- The Washington Times - Monday, August 7, 2000

George W. Bush left last week's Republican National Convention with his party united, renewed and armed with a right-of-center agenda aimed at a larger and more racially diverse electorate.

The Bush campaign message is that he is "a different kind of Republican," and that the GOP is now a different kind of party than it was in the 1990s. And it is true that to the degree that Mr. Bush is appealing more aggressively to blacks, Hispanics and other traditionally Democratic voting blocs, he is driving the GOP into new political territory. But there were also familiar elements of Ronald Reagan's Republican Party visible at the convention in the themes and outreach strategies that Mr. Bush is pursuing in his presidential campaign.

Mr. Reagan, after all, was the first Republican to campaign in the heavily black, South Bronx neighborhood with his call for enterprise zones to bring economic renewal to depressed inner cities. He campaigned heavily as well for Hispanic votes, and holds the record among Republican presidential candidates for getting the largest share of their vote.

Mr. Bush is taking Reagan's initiative a huge leap forward by fighting harder for minority voters than any Republican presidential nominee has ever fought. The news media and pundits ridiculed the number of blacks and Hispanics who were on the convention stage, compared with the overwhelmingly white delegations on the floor. But Mr. Bush is making his pitch to minorities on some very appealing grounds: educational choice, lower taxes and opening up access to the middle class. All these ideas began and were promoted in the Reagan era and its aftermath.

Mr. Bush has also restored two other issues to the forefront of the GOP's agenda: immigrants and free trade. Mr. Reagan championed them, but they lost their luster in the 1990s when he left the stage.

Like Mr. Reagan, Mr. Bush sees ambitious, hard-working immigrants as a key element of the ever-growing U.S. economy and a pivotal, expanding voting bloc for the GOP. In his speeches, Mr. Reagan treated immigrants as heroes and campaigned for their votes. When he left the presidency, the GOP seemed to turn against immigration and lost ground because of it (especially in California).

Mr. Bush has restored the party's support for immigrants. If he wins, they will likely be a major factor in his success.

Similarly, the GOP became divided over trade in the post-Reagan 1990s, falling prey to demagogues who said it would undermine our economy, cost jobs and weaken American prosperity. But as global trade mushroomed in the 1980s and '90s, the economy has grown stronger and good jobs are more plentiful. Mr. Bush, who wants to expand NAFTA into Latin America, is an unabashed free-trader, and protectionism is in retreat.

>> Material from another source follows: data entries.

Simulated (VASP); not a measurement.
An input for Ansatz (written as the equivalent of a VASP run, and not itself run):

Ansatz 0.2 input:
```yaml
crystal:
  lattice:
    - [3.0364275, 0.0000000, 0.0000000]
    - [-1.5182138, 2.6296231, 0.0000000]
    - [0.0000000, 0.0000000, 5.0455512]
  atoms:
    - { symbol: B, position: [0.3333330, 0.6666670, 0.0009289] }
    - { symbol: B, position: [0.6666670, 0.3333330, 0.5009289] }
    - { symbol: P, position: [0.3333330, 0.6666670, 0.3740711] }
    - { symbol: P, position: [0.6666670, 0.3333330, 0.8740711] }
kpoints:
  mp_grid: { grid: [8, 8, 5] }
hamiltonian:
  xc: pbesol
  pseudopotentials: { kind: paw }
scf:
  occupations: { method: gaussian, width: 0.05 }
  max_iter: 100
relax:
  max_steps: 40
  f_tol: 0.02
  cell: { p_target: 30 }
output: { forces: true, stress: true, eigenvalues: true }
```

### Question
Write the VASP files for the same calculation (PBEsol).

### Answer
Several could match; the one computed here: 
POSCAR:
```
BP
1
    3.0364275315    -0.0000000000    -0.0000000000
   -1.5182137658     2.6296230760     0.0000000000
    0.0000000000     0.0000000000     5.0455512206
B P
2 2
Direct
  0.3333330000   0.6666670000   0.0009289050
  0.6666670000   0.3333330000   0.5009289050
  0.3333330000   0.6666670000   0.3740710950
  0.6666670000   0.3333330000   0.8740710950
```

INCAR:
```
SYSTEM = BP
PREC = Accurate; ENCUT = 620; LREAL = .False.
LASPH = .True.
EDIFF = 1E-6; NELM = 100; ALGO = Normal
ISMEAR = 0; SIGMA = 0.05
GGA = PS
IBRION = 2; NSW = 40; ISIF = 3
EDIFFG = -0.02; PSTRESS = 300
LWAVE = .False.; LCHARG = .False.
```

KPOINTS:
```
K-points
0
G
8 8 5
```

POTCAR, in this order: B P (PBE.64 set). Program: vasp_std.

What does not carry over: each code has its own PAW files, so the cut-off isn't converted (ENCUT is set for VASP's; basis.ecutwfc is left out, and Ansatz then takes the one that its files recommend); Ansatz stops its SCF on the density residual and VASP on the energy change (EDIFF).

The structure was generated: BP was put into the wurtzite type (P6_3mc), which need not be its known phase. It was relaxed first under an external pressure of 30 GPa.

Throughout the four-day convention, the talking heads in the news media couldn't quite figure out which political direction Mr. Bush was moving in. His flat-out political appeal to minorities and a handful of domestic spending proposals was a sign that he was shifting to the center, they said.

But others said that by picking staunch conservative Richard B. Cheney as his running mate, he showed that he was embracing the far right. Which is it?

Though Mr. Bush is reaching out with specific appeals to independents and Democrats, the meat-and-potatoes agenda he is selling is hardly a move to the left.

Overhauling Social Security for the first time since the New Deal to let workers put part of their payroll taxes into stocks and bonds which would begin the privatization of the Holy Grail of liberalism is not a leftist proposal. Nor are across-the-board tax cuts a la Ronald Reagan, or accelerating and deploying Mr. Reagan's dream of a missile-defense system and rebuilding our military might.

If these proposals represent a shift to the center, then count me in.

The media made much of retired Gen. Colin Powell's defense of affirmative-action programs to help disadvantaged minorities, a position he has stated many times and on which there is disagreement within the GOP. But the media mouths said nothing about his ringing endorsement of Mr. Bush's far-reaching school-choice voucher plan, which would help break the public-school monopoly and free millions of minority children trapped in failed inner-city schools.

This key education-reform proposal is bitterly opposed by the National Education Association. But it is gaining converts among blacks and Hispanics, who have suffered the most under the NEA's status-quo policies. Vouchers have been at the forefront of conservative reforms for the past two decades, and Mr. Bush is embracing them.

The story of the Republican convention, for the legions of reporters who covered it, was been how much Mr. Bush and his running mate would attack the scandal-ridden Clinton-Gore administration, which has stained the presidency with eight years of investigations, indictments and an impeachment.

But the real story of the Philadelphia convention is about how George W. Bush led the GOP back to the basic ideological tenets of the Reagan era after years in the wilderness: lower tax rates, freer choice in education and health care, expanding free trade around the world, and broadening the base of the party to include everyone who joins this cause. Ronald Reagan would be proud of the Bush agenda, because it is the essence of the inclusive, conservative politics he championed throughout the 1980s. Last week, the Republican Party came home to the Gipper's ever-optimistic "shining city on the hill."



Donald Lambro, chief political correspondent of The Washington Times, is a nationally syndicated columnist.